Trust us. This is huge.
If there’s one thing Dodge wants to go down in the modern automotive history books for it’s for this: outrageous amounts of horsepower. The now out of production Challenger SRT Demon, as the top example, produced a maximum of 840 hp. Only last week, Dodge unveiled its new 707 hp Charger Widebody. Does this signify a grand horsepower finale of sorts? Not even close. The Detroit Bureau has learned from Dodge’s global powertrain chief Micky Bly that "people want more than (what’s available) today.”

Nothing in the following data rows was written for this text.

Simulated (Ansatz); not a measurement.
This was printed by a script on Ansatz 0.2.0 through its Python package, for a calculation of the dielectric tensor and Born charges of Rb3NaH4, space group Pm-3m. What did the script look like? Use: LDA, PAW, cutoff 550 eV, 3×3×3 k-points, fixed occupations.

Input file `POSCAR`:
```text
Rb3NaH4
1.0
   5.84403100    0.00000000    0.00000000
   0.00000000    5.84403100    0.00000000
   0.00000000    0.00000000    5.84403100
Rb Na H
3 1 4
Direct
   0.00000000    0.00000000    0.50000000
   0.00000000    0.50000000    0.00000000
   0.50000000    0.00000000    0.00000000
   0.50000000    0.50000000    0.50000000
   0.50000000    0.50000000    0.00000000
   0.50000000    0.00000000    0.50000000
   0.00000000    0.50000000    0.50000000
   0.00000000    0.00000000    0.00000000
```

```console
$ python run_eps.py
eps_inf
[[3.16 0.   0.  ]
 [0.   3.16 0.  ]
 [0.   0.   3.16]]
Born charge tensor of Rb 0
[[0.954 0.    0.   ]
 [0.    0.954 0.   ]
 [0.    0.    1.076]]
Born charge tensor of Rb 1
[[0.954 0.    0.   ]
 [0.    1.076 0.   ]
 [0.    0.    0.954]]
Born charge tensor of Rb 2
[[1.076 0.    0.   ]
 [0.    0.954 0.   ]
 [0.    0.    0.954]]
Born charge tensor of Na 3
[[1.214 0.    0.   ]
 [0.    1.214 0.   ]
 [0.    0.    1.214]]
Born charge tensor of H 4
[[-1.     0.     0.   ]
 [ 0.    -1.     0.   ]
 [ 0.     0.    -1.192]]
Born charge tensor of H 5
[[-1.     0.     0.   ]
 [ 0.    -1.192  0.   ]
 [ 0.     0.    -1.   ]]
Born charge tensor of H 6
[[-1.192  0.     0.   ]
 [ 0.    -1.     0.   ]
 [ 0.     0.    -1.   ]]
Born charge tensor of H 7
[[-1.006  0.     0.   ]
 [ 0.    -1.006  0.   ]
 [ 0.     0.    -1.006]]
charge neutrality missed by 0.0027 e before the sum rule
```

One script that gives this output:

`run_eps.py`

In order to accomplish that, however, one new piece of tech will be required: electrification. An electrified Hellcat V8? That’s exactly right. Not only will this allow Dodge powertrain engineers to extract more hp from the supercharged 6.2-liter Hellcat, but also an opportunity to move forward regarding the ever important "government compliance.”
Bly stated that FCA wants to reposition itself as one of the industry’s leaders in electrification "over the next 12 to 18 months.” "We’re not leaders now,” said Bly, who was a pioneer in the battery-car space while working at General Motors, "but we will be soon.” What exactly will happen next? Bly refused to offer specifics, but several well-placed FCA sources did offer some hints.
Future Hellcat models could soon have a mild hybrid system that could add an additional 130 pound-feet of torque while weighing less than 100 pounds. More weight? Yes, but that’s actually very little considering the added torque that’ll lead to improved performance – especially in a drag race.
This mild hybrid system would be similar to the one that’ll be used in the upcoming Jeep Wrangler hybrid. FCA is also busy developing more hybrid models, including mild, conventional and plug-in. All-electric models are also coming, including a Fiat 500e successor. The also upcoming Alfa Romeo 8C supercar will also be offered with plug-in hybrid and hybrid drivetrains, depending on trim.
Unfortunately, no production launch time frame was given for the electrified Hellcat models, but what’s for certain is that they’re happening because there’s simply no choice. Discontinuing them entirely is not an option for Dodge.